Note:
This page is primarily intended for developers of Mercurial.
Note:
This page is no longer relevant but is kept for historical purposes.
This page does not meet our wiki style guidelines. Please help improve this page by cleaning up its formatting. |
Problem: on large repos, it would be useful to be able to do a partial clone and/or checkout
Proposal: add a new file like .hgignore to the .hg/ directory that specifies which files should be ignored for clone/checkout.
Issue105 in the BTS covers partial checkouts and suggests using -X/-I on clone or checkout.
To implement:
- pick a sensible name for this file (BryanOSullivan suggests ignoremissing)
- teach localrepo to use this filtering where appropriate (checkout, pull)
- teach changegroup to choke if someone attempts to pull a changeset from us with a file we don't have
Not to be confused with TrimmingHistory, which trims in the history tree, not the directory tree.
Note that sub-repositories provide the ability to segment a repository into modules to achieve most of the desired functionality of this feature. However, this does require some foresight to set up the modules, i.e. sub-repositories do not provide ad-hoc sub-directory cloning as is desired by this feature. Those who think they are interested in partial clones should be sure to read up on sub-repositories first to see if that will fulfill your needs.
Comments from Matt Mackall:
> > How hard would this be to implement?
On a scale of 1 to 10, I'd rate it about a 7.
The simplest approach is probably "allow cloning of subdirectories". Here's how that would work:
- add a file called "subdir" to .hg/store containing the subdirectory we're cloning
- do a clone as usual, but don't write out revlogs that aren't in subdir
- adjust the functions dealing with paths (localrepo.wjoin, etc.) appropriately
- teach various things (checkout, status, etc.) to skip files outside the subdirectory
- teach merge not allow merging when files outside the subdirectory conflict
Merging is the tricky part, and I expect there's a gotcha or two buried in there.

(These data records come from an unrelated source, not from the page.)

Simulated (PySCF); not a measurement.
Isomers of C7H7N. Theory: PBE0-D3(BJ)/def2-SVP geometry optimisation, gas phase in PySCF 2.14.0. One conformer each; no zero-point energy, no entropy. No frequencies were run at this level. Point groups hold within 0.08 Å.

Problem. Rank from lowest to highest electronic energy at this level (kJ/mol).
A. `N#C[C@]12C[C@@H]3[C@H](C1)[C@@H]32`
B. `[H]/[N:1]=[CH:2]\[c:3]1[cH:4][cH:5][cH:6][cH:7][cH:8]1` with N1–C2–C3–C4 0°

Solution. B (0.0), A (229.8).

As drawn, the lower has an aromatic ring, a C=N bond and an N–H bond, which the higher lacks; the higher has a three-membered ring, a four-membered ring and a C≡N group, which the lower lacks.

RyanF: I would also like to see a filtering option or partial clone, but with support for the include and exclude (-I, -X). We are writing an open source Mavenesque (but much simpler) tool that manages very large products and dependencies involving multiple repositories. It requires a Dependencies.lookup in the root of any repos module but it does not seem possible for us to checkout a single file with hg.
It would be fine for our needs if an interim solution checked out the subset of files in a read-only mode.
trisk: ConvertExtension appears to already provide the ability to perform partial clones by generating a new full repository, as described under "Converting from Mercurial".
- You can use this, today, without waiting for additional subdir support to arrive
- For the same reason, it probably doesn't handle merging
jasonrohrer: Unfortunately, ConvertExtension doesn't really create a clone, since it doesn't remember where the repository came from. So after the convert, you cannot pull or push back to the source of the clone. Great for creating new subdir repositories that will operate in isolation from the source, but not for creating subdirs that actually work with the other, full repositories. Thus, I'd say:
- You CANNOT use this, today, without waiting for additional subdir support to arrive
(Though I might be missing something!)
sairon: We're coming from svn ( as would seem a lot of others ) where there's for example mod_dav_svn for controlling repository access levels. Consider the following setup:
- Artists: Creates artwork in different forms for projects, source data stored in data/art .
- Sound designers: Ditto but for sound / music, stored in data/sound .
- Coders: src/ .
- etc etc
Under bin/ we have folders for all projects where the build process creates the latest build.
Under this scheme you want to control access both on a role basis as well as a project basis. When a new actor enters the fray he gets an account and is added to relevant group, when he's assigned to a new project we just assign him access rights after which he does a root update that updates his directory structure. This has a number of advantages which seems to be very hard to achieve with mercurial:
- Updates / commits, everything is faster because we don't need to consider the entire repository. Faster in every regard, bandwidth usage, computationally, disc access etc.
- We know for a fact that person X cannot fuck up stuff in directory branch Y, because he simply does not have access.
- If someones computer is compromised, the damage is limited.
Using pattern matching with groups, as in mod_dav_svn, makes setting up such a system easy. As access needs to be controlled in more dimensions it's to just add a new pattern. As this extension is already trying to fix the root problem in mercurial for this type of setup it would seem the only thing that would be needed in addition is for it to work with the ACL extension.